As one of life’s more ‘verbose’ characters (let’s call it ‘extroverted thinking’) developing as a coach has meant tackling a tendency I have that sometimes gets in my way – and that’s not fully and actively listening. Which matters not just if you’re a coach, but if you happen to be a human being looking for meaningful relationships.
Last week I was working with a group of trainee coaches alongside Lois Burton, who asked me to run the group through the premises of Nancy Kline’s ‘Time to Think. Listening to Ignite the Human Mind.’ This meant going back to some core principles for coaching, and also taking another long hard look at how I actually listen.
“We think we listen, but we don’t. We finish each other’s sentences, we interrupt each other, we moan together, we fill in the pauses with our own stories, we look at our watches, we sigh, frown, tap our finger, read the newspapers, or walk away. We give advice, give advice, give advice. Even professional listeners listen poorly much of the time. They come in too soon with their own ideas” (37).
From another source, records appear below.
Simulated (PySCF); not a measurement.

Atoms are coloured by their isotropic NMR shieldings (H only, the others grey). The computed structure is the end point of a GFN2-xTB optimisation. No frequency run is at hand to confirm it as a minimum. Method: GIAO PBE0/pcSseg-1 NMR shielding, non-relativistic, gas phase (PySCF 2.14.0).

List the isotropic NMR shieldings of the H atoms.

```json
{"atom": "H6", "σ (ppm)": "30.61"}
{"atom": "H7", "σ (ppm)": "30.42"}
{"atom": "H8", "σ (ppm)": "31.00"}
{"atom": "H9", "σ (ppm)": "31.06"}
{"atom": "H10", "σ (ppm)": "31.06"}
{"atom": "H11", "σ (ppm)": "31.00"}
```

Listening with the motor running
How much is this the default mode for many of us? Even if I am not explicitly engaged in any of these behaviours – interrupting, yawning, surreptitiously checking email – I know I personally need to be mindful of how much I am actively listening. Listening with the motor running means we’re trying to get just enough information to form an opinion, solve the problem, or to share our own story. And don’t get me wrong, in some situations these can be the hallmarks of a truly fantastic conversation or meeting of minds. But not always, and very likely not as often as we might like to think.
If you find that while you listen you’re figuring out when it can be your turn to talk, well, your motor’s running.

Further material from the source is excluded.